I don’t understand the obsession of LOC for wrappers - it’s the whole point of a...

vvrm · on Feb 11, 2024

Another problem with the title: the article is about DPO, which doesn’t do reinforcement learning. So not RLHF. I guess RLHF has more of a name recognition than DPO.

janalsncm · on Feb 12, 2024

Honestly a much bigger problem than LOC. It’s a completely different algorithm.

patelajay285 · on Feb 11, 2024

This was discussed in another comment, DPO is pretty much strictly better than RLHF + PPO, and far more stable when training. Yes, DPO is not technically "RL", but it's semantics for the most part. DataDreamer does support PPO training if you want, but it's so unstable, it's a less popular choice now.

antonvs · on Feb 11, 2024

In the DPO paper linked from the OP page, DPO is described as "a simple RL-free algorithm for training language models from preferences." So as you say, "not technically RL."

Given that, shouldn't the first sentence on the linked page end with "...in a process known as DPO (...)" ? Ditto for the title.

It sounds like you're saying that the terms RL and RLHF should subsume DPO because they both solve the same problem, with similar results. But they're different techniques, and there are established terms for both of them.

patelajay285 · on Feb 11, 2024

I think the discussion in the other comment thread discusses this well. They are different techniques, but the line between RL & SL is quite fuzzy. The DPO authors advertise this as a "non-RL" technique to precisely get away from the reputation of unstable training RL has, but they also say and treat the language model as an (implicit) reward model, similar to PPO. The point is well taken though, I will update this page to clarify the differences to avoid confusion.

vvrm · on Feb 11, 2024

> DPO is pretty much strictly better than RLHF + PPO

Out of genuine curiosity, do you have any pointers/evidence to support this. I know that some of the industry leading research labs haven't switched over to DPO yet, in spite of the fact that DPO is significantly faster than RLHF. It might just be organizational inertia, but I do not know. I would be very happy if simpler alternatives like DPO were as good as RLHF or better, but I haven't seen that proof yet.

changoplatanero · on Feb 12, 2024

I can second that. From what I’ve heard from people at leading labs, it’s not clear that dpo is worth switching to from RLHF

behnamoh · on Feb 11, 2024

This. If I'm the type of person who wants to do RLHF, then I'm the type of person who wants control and doesn't like delegating it to imported libraries.

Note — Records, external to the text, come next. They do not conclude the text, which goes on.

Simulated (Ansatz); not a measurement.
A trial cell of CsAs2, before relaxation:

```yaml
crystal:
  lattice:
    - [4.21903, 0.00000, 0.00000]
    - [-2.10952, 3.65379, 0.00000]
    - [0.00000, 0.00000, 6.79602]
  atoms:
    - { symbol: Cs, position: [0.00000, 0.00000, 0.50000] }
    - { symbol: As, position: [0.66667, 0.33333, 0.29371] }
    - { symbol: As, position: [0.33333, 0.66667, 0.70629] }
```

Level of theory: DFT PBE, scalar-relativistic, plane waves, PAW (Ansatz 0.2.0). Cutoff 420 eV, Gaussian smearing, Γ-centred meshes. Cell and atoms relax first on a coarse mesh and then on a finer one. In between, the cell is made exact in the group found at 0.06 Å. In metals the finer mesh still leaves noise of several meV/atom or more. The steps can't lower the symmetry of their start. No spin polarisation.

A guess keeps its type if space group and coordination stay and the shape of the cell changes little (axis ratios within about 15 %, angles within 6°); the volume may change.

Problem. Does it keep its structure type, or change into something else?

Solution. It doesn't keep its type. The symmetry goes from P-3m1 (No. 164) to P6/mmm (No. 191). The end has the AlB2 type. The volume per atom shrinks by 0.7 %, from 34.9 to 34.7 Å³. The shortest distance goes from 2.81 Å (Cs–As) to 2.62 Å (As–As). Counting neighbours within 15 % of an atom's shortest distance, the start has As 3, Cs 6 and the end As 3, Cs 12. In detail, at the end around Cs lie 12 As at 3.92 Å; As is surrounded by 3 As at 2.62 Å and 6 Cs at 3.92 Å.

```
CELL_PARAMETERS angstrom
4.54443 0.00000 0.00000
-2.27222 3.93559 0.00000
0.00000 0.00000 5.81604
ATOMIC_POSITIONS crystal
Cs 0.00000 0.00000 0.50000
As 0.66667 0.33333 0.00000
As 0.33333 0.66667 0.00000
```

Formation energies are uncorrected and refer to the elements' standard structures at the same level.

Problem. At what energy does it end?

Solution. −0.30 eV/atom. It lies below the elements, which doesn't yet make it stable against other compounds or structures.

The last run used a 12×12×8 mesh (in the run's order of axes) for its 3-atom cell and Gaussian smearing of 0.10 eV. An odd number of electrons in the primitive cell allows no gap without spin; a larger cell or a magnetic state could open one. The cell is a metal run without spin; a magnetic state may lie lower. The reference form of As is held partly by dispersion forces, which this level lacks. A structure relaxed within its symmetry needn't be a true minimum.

patelajay285 · on Feb 11, 2024

This is built for ML researchers out of an academic lab. There's a ton of functionality in the library (beyond RLHF and alignment) that ML researchers do every day to write papers and run experiments that the library helps abstract and make repeatable and usable.

Unless your research hypothesis is specifically around improving or changing RLHF, it's unlikely you should be implementing it from scratch. Abstractions are useful for a reason. The library is quite configurable to let you tune any knobs you would want.

patelajay285 · on Feb 11, 2024

This is developed for researchers, so I assure it’s very hackable and configurable. ;-) but appreciate the feedback on the title!

tgsovlerkhgsel · on Feb 11, 2024

Honestly the amount of complicated boilerplate that you're supposed to write from scratch every time you do something with ML (in some of the major frameworks) deterred me from touching anything ML-related for a long time.

As far as I understand, what the training loop is supposed to be doing is pretty static and you don't need to understand most of it in order to "do ML", but at the same time it's full of complicated things to get right (which would be much easier to understand when controlled through well defined parameters instead of mixing boilerplate and config).

brigadier132 · on Feb 11, 2024

I always appreciate these projects because I just dive into the code itself and copy out what I need once the wrapper becomes too much of a burden.

patelajay285 · on Feb 11, 2024

That’s totally valid and something we would even encourage! This project is for researchers so if there is a point where the abstraction is no longer useful, by all means configure, or subclass, or copy code.

rovr138 · on Feb 11, 2024

Of course. And they're not saying they don't have a place.

They're saying why does it matter if it's 50 vs 60 or even 100. It's a wrapper, which should be less lines. That's the whole point. Abstracting things even further and making assumptions.

Of course you can use them. Of course you can remove them after and use the underlying code. But the LOC shouldn't be the important part of it

verticalscaler · on Feb 11, 2024

Yes you do. Most casuals are downright afraid of code. This messaging is meant to make the project more approachable.

Kind of like everybody knows the pop-science around e = mc^2 but most are completely oblivious that it takes a bunch of whiteboards to derive it and what all that actually means.

No pithy formula no way for the actual ideas to spread to the mainstream for you to somehow hear about it.

antonvs · on Feb 11, 2024

This reminds me of the advice Stephen Hawking's publisher gave him, which was that every equation he included in his book, A Brief History of Time, would cut the sales of the book in half. As a result the only equation that ended up in the book was E=mc^2.